C++: multiple source files

From Wikiid
Revision as of 20:02, 3 November 2010 by SteveBaker (Talk | contribs) (Makefiles)

Jump to: navigation, search

This HOW-TO guide explains how (and why) you separate out your C++ code into multiple source files.

The Single File Approach

You can put small C++ programs into a single source file:

eg

 #include <stdio.h>
 #include <stdlib.h>
 #include <iostream>
 #include <iomanip>
 #include <fstream>
  
 class MyClass
 {
   int x ;
   int y ;
   int z ;
 public:
    MyClass () { x = y = z = 123 ; }  // Constructor
   ~MyClass () { /* do nothing */ }   // Destructor
    int GetSum () { return x + y + z ; }
 } ;
  
 int main ( int argc, char **argv )
 {
   MyClass a ;
   std::cout << a.GetSum () ;
 }

You can compile it either with a Makefile - or just by typing in the g++ command directly.

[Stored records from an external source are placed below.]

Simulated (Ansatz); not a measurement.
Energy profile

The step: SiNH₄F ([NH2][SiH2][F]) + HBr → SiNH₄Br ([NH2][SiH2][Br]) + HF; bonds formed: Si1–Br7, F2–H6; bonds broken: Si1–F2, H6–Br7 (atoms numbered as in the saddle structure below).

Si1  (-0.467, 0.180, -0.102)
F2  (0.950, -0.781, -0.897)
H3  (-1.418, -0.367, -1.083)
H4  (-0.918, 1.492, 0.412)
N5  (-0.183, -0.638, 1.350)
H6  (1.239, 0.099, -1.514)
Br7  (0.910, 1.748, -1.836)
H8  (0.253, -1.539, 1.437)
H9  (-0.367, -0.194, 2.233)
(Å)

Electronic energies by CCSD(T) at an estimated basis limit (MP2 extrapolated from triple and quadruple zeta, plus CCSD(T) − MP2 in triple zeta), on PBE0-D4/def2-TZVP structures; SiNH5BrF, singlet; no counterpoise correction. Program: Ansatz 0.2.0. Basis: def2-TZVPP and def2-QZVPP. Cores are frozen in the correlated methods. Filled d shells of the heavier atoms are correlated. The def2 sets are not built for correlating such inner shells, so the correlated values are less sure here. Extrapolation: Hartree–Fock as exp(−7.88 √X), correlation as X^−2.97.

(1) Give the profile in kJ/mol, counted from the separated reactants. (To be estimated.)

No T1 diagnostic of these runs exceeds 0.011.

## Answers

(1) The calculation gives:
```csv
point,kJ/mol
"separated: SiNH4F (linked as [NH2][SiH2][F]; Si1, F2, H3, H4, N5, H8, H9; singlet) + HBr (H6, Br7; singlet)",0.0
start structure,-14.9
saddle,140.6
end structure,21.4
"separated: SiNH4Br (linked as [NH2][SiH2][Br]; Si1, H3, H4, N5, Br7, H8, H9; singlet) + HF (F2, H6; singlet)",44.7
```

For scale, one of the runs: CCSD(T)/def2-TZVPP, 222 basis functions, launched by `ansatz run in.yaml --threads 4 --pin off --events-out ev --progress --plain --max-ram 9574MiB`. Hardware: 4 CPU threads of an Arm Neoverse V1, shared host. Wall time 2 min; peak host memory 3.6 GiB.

This will work fine - but once your program starts to get large, it quickly becomes unwieldy.

Multiple Source Files

It is more common to adopt the Java convention of splitting your program up with each class in a separate file. In C++, there are typically two files per class for the more complex classes. If your class has complicated member functions that shouldn't be 'inline' functions - and especially if it has static members - then you need a 'header' file (with the ".h" extension) for the declaration of the class - and a separate source file (with the ".cpp" or (some people prefer) ".cxx" extension) for the implementation of the class.

You could (in principle) give these files any names you liked - but that way lies madness! It is better to adopt the Java rule where every class is placed into a file with the same name as the class:

eg

In MyClass.h

 class MyClass
 {
   int x ; 
   int y ;
   int z ;
 public:
   MyClass () { x = y = z = 123 ; }  // A really simple constructor
  ~MyClass () { /* Do nothing */ }   // A really simple destructor
   int GetSum () { return x + y + z ; }  // A simple function
   void AReallyReallyComplicatedFunction ( int a, int b ) ;  // Too complicated to put here.
 } ;

In MyClass.cpp

#include "main.h"
 
void MyClass::AReallyReallyComplicatedFunction ( int a, int b )
{
  ...lots and lots of C++ code...
}

In main.h

 #include <stdio.h>
 #include <stdlib.h>
 #include <iostream>
 #include <iomanip>
 #include <fstream>
  
 #include "MyClass.h"

In main.cpp

#include "main.h"
 
int main ( int argc, char **argv )
{
  MyClass a ;
  a.AReallyReallyComplicatedFunction ( 1, 2 ) ;
  std::cout << a.GetSum () ;
}

So here we have the "header file" called MyClass.h - which contains the 'declaration of MyClass - and all of the really simple functions (maybe everything under 5 or so lines long is a good rule of thumb). Every ".cpp" file that implements or uses MyClass has to #include this header file. For the very simplest classes, you may not need a ".cpp" file - in which case you can just leave it out.

Each "MyClass.cpp" file must #include (at a minimum) the MyClass.h file so that it can 'see' the class definition at compile time...but it also has to #include the header files for all of the classes that it references (including system headers for classes such as I/O, math, etc). However, in a complicated program with dozens to hundreds of classes, it can get really hard to remember all of the header files you need - and there is always a half dozen system header files to include (things like 'iostream' that declares std::cout for example). Hence, a common thing is to make a 'main.h' header that includes all of the other headers - so you only have to remember to stick a '#include "main.h"' at the top of every .cpp file - and you're good to go.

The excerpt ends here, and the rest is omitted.